Morgan McKinley reveals the negotiation skills of workplace professionals

(Sep. 24, 2015,/HRoot.com/) Negotiation is an unavoidable part of work and everyday life. Throughout their work, headhunters constantly make great use of negotiation skills, according to Morgan McKinley, which also reveals four negotiation skills of workplace professionals.

1. Control your emotions
Whoever gets angry first, loses half of the negotiation. Often, the party who gets angry during a negotiation is the party that cares the most about the results of the negotiation and may state their bottom line in an indignant or emotional manner. It's therefore extremely important to control your emotions during a negotiation, while making sure not to put your interlocutor in a negative mood. By maintaining your composure, you can also earn the respect and trust of your interlocutor.

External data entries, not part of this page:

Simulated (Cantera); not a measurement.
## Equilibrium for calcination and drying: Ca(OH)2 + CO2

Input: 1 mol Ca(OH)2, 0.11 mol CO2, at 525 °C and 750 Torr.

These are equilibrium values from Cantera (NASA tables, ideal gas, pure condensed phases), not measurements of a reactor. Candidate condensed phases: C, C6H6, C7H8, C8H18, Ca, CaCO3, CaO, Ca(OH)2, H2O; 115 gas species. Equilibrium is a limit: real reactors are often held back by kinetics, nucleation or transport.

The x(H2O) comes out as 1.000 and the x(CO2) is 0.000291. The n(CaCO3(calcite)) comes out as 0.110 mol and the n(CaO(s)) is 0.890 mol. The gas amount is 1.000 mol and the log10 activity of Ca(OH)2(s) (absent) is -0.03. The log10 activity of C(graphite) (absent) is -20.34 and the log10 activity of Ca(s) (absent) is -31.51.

2. Ask, listen and take notes
Negotiating is not about competing to see who is the better talker, but rather about who is the best at asking, listening and taking notes. By posing a series of pertinent questions, getting to the bottom of the matter and seizing the paradoxes in your interlocutor's arguments, you can discover how they truly feel and what their bottom line is. Then, after summarizing the main points of the opposing person’s arguments in note form, you can address each of those points in the order of their importance. Sometimes, if you resolve the main conflict, resolving the other problems becomes a piece of cake.

3. Adapt your technique to the personality of your interlocutor
There is a diverse range of negotiation techniques that you must choose from based on the personality of your interlocutor. Analyzing and developing an understanding of your interlocutor's personality prior to conducting negotiations will have an extremely positive influence on the outcome of the negotiations. If you are dealing with an obstinate interlocutor, you need to communicate hard facts backed by data and evidence. You also need to let them know that you have a Plan B — they aren't essential to your plan. Should you encounter an irresolute and indecisive partner, you must let them know that you both share the same fundamental interests. You should also make an effort to appeal to their emotions.

4. Understand the importance of mutual compromise
It is quite rare for a party to feel as though they are the absolute winner of a negotiation. Generally, either one party will compromise slightly more than the other, or both parties will compromise to an equal degree. During negotiations, propose the principle of mutual comprise. By allowing your interlocutor to make an initial proposal and then using that proposal as the basis for a second proposal, you can convince your interlocutor that you're getting the harder end of the bargain.